New cybersecurity bill, CISPA gets parts of the internet in an uproar

The US legislature is dead and determined to push through some sort of major national cybersecurity bill in some measure. SOPA may have been pushed out by torches and pitchforks, and now there’s CISPA, or the Cybersecurity Intelligence Sharing and Protection Act, which creates an official definition for “cybersecurity threat” that would get the federal government involved.
A “discussion draft” was posted to the committee’s website Friday afternoon. It shows amendments already cleared by the committee as well as those still being debated, and some of the language that caught the ire of the technology community has been altered or is now under debate.
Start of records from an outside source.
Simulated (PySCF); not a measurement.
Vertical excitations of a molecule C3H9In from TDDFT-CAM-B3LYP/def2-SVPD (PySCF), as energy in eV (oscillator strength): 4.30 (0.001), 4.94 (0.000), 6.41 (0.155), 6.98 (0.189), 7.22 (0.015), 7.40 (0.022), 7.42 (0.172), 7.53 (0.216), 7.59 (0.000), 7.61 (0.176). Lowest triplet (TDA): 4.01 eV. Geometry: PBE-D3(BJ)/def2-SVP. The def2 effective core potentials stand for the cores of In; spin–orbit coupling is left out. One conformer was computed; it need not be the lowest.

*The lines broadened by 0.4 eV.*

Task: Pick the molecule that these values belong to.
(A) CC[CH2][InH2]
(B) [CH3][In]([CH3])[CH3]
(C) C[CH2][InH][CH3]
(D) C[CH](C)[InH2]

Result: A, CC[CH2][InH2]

One proposed amendment narrows the category of information shared under CISPA from that about “theft or misappropriate of private or government information, intellectual property, or personally identifiable information” to “efforts to gain unauthorized access to a system or network, including efforts to gain such unauthorized access to steal or misappropriate private or government information.”
The mention of “intellectual property” in the first version of the bill is partially why CISPA piqued the early attention of the technology community, which is standing guard for a legislative resurrection of the much-hated Stop Online Piracy Act (SOPA).
However, the new draft didn’t backtrack from a national security clause which civil liberties groups have warned could result in the intelligence community abusing the bill. The new draft of CISPA would restrict the federal government from affirmatively searching any data shared with it by private firms about cybersecurity threats — unless the purpose for the search is for protecting “national security,” a category seen by some observers as overly broad. It also protects shared information from requests made under the Freedom of Information Act (FOIA).
Additionally, a proposed liability clause protects private firms and the government from lawsuits in relation to “willful misconduct” involving cybersecurity data. Anyone trying to sue a firm or agency on those grounds will have to prove an intention to achieve a “wrongful purpose,” that misconduct was carried out without “legal or factual” justification, and that the harm caused by the action was greater than the benefit.
Some passed amendments state that CISPA won’t require private firms to share cybersecurity threat information with the federal government, the government won’t be able to withhold threat data from private firms that haven’t sent any threat data to the government, and the Inspector General of the intelligence community will be required to submit an annual report to Congress detailing the bill’s impact on civil liberties.
The new draft reflects some of the key points stressed by CISPA’s authors during a conference call with technology journalists and bloggers held earlier this week — namely, that the bill’s intention is to make it easier for companies and the government to share knowledge of cybersecurity threats on a two-way basis and that the authors were listening to opponents of the bill.
Facebook, an advocate of CISPA, released a statement Friday afternoon explaining that the company backs the bill because it allows it to receive information about cyber threats. Kaplan said the company would not use CISPA to share private information about its users to the government.
So my question is… having some sort of cybersecurity plan is going to be essential, but at one point do we let the government reign in the reins of the wild west of the internet to protect the national network infrastructure?